Revenue rose 6.5% year over year to $365.6 million. Net interest income increased 6.4% to $249.1 million, and the net interest margin widened 5 basis points to 4.66%.

Noninterest income rose 6.6% to $116.4 million. Rising fee income from TCF’s leasing and equipment finance business helped to offset declining servicing fees resulting from its decision to exit the auto finance business.

At $2.3 billion, TCF’s auto finance portfolio has declined by about 30% from the third quarter last year. TCF also increased its commercial lending 7% to $3.7 billion and grew inventory finance by about 12% to $2.9 billion. Total loans declined 3% to $18.4 billion.

Deposits increased 2% to $18.5 billion.

Noninterest expenses increased 4.8% to $246.4 million, driven mainly by a 7% increase in employee compensation and benefits, which totaled $123.1 million.

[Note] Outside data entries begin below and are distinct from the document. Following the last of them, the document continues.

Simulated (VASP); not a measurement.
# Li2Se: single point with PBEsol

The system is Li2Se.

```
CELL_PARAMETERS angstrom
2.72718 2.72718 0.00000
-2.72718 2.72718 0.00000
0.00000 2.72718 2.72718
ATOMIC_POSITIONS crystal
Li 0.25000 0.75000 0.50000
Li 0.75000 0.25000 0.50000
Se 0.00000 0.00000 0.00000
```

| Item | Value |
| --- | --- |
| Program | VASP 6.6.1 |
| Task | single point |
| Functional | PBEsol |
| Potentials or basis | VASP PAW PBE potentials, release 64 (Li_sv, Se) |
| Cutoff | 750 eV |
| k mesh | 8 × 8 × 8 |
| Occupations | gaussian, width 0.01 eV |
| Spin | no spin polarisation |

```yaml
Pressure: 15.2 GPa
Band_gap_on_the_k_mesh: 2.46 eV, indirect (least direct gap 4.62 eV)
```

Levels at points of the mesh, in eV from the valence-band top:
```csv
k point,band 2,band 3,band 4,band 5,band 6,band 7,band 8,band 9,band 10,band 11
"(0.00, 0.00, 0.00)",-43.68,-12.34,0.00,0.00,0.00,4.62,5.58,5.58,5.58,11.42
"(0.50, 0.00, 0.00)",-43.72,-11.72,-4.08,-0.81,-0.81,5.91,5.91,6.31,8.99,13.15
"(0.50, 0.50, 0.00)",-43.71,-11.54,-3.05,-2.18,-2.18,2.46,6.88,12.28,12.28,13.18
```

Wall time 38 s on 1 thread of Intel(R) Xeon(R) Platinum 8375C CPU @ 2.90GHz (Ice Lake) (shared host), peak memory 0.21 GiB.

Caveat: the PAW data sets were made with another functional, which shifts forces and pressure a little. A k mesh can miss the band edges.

TCF’s provision for credit losses was $2.3 million in the third quarter, or about 84% lower than it was a year ago. That was due to both the run off of its auto portfolio, as well as a $6.6 million recovery on previous charge-offs in consumer real estate.

Net charge-offs declined 3 basis points to 0.15%, and nonperforming assets declined 25% to $109.4 million, mostly because TCF sold off $34.7 million of nonaccrual consumer real estate loans in the quarter.